We recently interviewed Anil Mehta. And in the course of the interview, the veteran cinematographer spoke about his early days, the importance of institutions like FTII , why he enjoys shooting on location, on how he approaches his work, the role of a cinematographer and the dynamics shared by a director and cinematographer.
The two part interview can be heard on our Soundcloud channel. Subscribe to it for more such in-depth interviews with the masters of Cinema.
Published below are some excerpts from the interview.
It is very difficult to pin point as to where my journey exactly began. To be honest, there were never any signs that this is where I would belong. In my early days, I was going through the same route like most of us do. I was doing B.Com, but I didn't want to be a Chartered Accountant. And that's when all the questions started popping up about what to do with my life.
During college, I got picked by a theatre group. A friend said he was applying to FTII and that's when I had first heard about it. I thought this might be a good opportunity to be in films, though my parents were not very happy. But in retrospect I can say that they were very liberal, open minded and supportive. My whole journey of cinematography started with FTII where I learnt and honed my skills
The value which a film school like FTII offers is incomparable. It also is one of the first places in which one engages in a real life debate. This is due to the students who come from very diverse backgrounds. Sadly very few people understand the value of an institution like FTII. If you go to a film school, you imbibe a lot of values which stay on with you in your life.
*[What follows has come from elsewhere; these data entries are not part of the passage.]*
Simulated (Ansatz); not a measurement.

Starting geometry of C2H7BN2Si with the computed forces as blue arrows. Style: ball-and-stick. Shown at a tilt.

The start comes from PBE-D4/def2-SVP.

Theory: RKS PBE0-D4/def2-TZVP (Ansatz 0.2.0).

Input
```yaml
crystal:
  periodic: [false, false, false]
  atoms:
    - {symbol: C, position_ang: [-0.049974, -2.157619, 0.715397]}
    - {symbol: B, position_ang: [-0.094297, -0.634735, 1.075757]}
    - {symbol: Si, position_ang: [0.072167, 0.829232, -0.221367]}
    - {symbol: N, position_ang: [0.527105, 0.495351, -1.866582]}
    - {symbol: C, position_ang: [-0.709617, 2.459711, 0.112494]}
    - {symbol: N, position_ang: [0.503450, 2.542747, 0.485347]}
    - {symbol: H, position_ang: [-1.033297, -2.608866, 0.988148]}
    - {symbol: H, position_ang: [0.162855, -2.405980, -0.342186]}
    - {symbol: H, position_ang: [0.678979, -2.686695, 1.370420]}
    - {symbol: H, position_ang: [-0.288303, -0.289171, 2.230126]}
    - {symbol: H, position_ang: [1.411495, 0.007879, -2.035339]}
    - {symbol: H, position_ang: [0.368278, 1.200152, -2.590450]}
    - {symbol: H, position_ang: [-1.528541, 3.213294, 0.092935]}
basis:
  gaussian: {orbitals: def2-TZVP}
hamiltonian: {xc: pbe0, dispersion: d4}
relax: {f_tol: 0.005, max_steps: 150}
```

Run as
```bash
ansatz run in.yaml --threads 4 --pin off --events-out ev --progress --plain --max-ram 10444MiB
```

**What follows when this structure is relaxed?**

This decision happened during FTII entrance where I had to choose a stream. I chose cinematography instinctively. I was happy to engage with machines that make movies. I got interested in cinematography as I was able to handle and make these machines work. Moreover, I had taken too many chances earlier and needed to make some clear career choices.
Anil Mehta With Imtiaz Ali On The Location Of Highway
I came to Bombay in 1985, after which I worked with Ketan Mehta on Holi and Mirch Masala as an assistant director. Luckily, I got to assist in ad films and the person who supported me and was my early influence was Barun Mukherjee.
My early years with him were supportive and the work helped me to pay my rent. More important, the turnover in ad films is quick and the learning is varied, that helped me to learn a lot. Ads also try and stay at the cutting edge of technology, the feature film industry is more conservative in that sense.
Sanjay Leela Bhansali passed out of FTII two to three years after I did. The fact that we both were FTII alumni and had a similar mindset, prompted me to take the decision to shoot his film. Its ironic that this was around the time when I had just settled down in the ad world and was being called upon by producers to do independent work.
There is no specific method or approach I undertake. You bring your experience to the table. If you have an open mindset, you receive all the signals while interacting with directors. And the treatment emerges from there. You should be receptive to what the director is talking about and what his ideas are. That is how we also derive the look and feel of the film. Most of the times despite having a large Production setup in place, there will be issues. The challenge lies in overcoming these issues and doing your best.
Every director brings their personality to their films. But the good thing of working with first time filmmakers is that they are a little more excited on how to approach their work and execute it. Established directors know their space and territory as they have been there earlier.
Some might be clear about how the dolly should move, while some might be particular about their lensing and lighting. I would like to quote an example of Sanjay Leela Bhansali and Sriram Raghavan. Both are from FTII and passed around the same time. Bhansali is very clear with regards to the picturisation of his songs & dances, While Sriram’s pre occupation is more with how he can capture a particular moment and is less concerned about the lensing, framing etc.
While Imtiaz Ali has not gone to film school, he has an organic understanding & is informed of lensing. He will describe the situation and mood with a shot breakdown but he will improvise freely during the shooting, you have to stay alive to the situation.
Anil Mehta With Sriram Raghavan And Varun Dhawan On The Sets Of Badlapur
The role of a cinematographer cannot be put down in 5 lines and that’s why I keep talking about the process. When cinematographers are reading the script, they should inhabit the space completely, or else they should choose not to shoot the film.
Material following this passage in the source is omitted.